On April 13, the new AWS Data Analytics Specialty certification journey officially began – before the beta phase in December 2019 / January 2020. It coincided with the AWS Database Specialty Beta, which forced me to choose between them. Finally, I decided to take the Databases Specialty, as I had recently tested from AWS Big Data.
The “Beta exam” experience is very different from the “standard” one: 85 questions and 4 hours long – that is, 20 questions and one more hour – an intense experience. I recommend taking a 5-minute break – in the centres, they are allowed – since, after the third hour, it is challenging to stay focused.
The certification is the new version of AWS Big Data Specialty, an exam that will be withdrawn in June 2020. I will not go into much depth on the differences; suffice it to say that the domain of Machine Learning has been eliminated, expanding and updating the rest of the parts in depth. But beware, Machine Learning and IoT continue to appear integrated into the other domains; therefore, it is necessary to know them at an architectural level, at the very least.
Prerequisites and recommendations
I will not repeat the information already available on the AWS website; instead, I will give my recommendations and observations, as I consider the Learning Path that AWS suggests to be somewhat light for the current exam level.
- AWS experience at the architectural level. The exam primarily focuses on advanced architecture solutions – 5 pillars – and to a lesser extent, on development, mainly in services such as Kinesis and Glue. I recommend owning the AWS Architect Solutions Pro certification or the AWS Architect Associate + AWS Security Specialty.

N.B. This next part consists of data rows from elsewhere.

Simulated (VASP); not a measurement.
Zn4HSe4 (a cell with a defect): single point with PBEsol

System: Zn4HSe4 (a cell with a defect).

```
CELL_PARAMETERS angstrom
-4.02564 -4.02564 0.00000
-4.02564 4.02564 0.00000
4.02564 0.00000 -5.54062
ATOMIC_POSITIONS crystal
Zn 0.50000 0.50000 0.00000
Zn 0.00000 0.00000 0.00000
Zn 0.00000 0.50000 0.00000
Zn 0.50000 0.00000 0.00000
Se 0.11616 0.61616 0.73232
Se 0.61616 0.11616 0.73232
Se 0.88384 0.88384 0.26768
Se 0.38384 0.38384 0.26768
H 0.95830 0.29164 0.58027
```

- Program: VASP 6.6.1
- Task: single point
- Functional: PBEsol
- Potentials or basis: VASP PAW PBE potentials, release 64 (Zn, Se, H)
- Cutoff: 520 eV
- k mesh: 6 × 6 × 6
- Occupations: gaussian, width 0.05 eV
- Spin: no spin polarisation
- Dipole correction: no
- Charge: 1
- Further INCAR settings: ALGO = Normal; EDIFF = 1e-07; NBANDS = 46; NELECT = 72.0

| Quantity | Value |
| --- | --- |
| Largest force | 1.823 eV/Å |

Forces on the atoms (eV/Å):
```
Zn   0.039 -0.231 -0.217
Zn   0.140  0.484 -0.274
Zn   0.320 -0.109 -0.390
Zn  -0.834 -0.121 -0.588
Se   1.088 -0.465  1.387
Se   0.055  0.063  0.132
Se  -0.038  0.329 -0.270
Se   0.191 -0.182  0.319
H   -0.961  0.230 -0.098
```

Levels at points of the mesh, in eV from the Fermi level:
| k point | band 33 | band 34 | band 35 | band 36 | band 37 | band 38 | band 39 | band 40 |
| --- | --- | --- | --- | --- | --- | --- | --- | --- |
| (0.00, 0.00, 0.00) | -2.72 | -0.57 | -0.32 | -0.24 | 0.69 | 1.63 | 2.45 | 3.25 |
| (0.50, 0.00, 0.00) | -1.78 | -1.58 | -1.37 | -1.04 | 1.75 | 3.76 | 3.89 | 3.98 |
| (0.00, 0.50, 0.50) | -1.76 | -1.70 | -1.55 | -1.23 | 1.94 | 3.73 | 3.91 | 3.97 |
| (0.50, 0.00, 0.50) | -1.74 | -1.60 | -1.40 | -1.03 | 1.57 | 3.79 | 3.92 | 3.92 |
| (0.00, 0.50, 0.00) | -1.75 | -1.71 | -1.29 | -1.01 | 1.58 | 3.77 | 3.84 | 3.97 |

- Advanced AWS security experience. It is a complete domain of the exam but can be found – cross-domain – in many questions. If you own the AWS Architect Solutions Pro, general security knowledge may be sufficient – not the specific certification knowledge for each service. Otherwise, the AWS Security Specialty is a good option, or equivalent knowledge in certain services, which I will indicate later.
- Analytics knowledge. Otherwise, I’d recommend studying books such as “Data Analytics with Hadoop” – O’Reilly 2016, or taking the courses indicated in the AWS Learning Path. Likewise, carry out laboratories or pet projects to obtain some practical experience.
- Hadoop’s ecosystem knowledge. Connected to the previous point. High-level and architectural knowledge of the ecosystem is a must: Hive, Presto, Pig, …
- Knowledge of Machine Learning and IoT – AWS ecosystem. Sagemaker and core IoT services at the architectural level
The questions follow the style of other certifications such as AWS Pro Architect or Security or Databases Specialty. Most of them are “scenario-based”, long and complex. You are not going to find many simple questions. Indeed, between 5% and 10% of “easy” questions appeared in a “scenario” format.
Let’s have a look at an example taken from the AWS sample questions:
I’d classify this question as the “intermediate” difficulty level. If you have taken the Architect PRO or some speciality such as Security or Big Data, you will know what I am talking about. Indeed, the questions’ level is much higher and more profound than in the previous version of the exam.
I’d recommend doing the new speciality directly, as the old one contains questions about already deprecated services – or outdated information.
Services to know in-depth
AWS Kinesis has three modalities: Data Streams, Firehose and Analytics. Architecture, dimensioning, configuration, integration with other services, security, troubleshooting, metrics, optimization and development. Questions of various levels, some very complex and of great depth.
AWS Glue – in deep for ETL and Discover – an integral part of the exam. Questions of different levels – I did not find them to be the most difficult.
AWS Redshift – architecture, design, dimensioning, integration, security, ETL, backups … a large number of questions and some of them very complex.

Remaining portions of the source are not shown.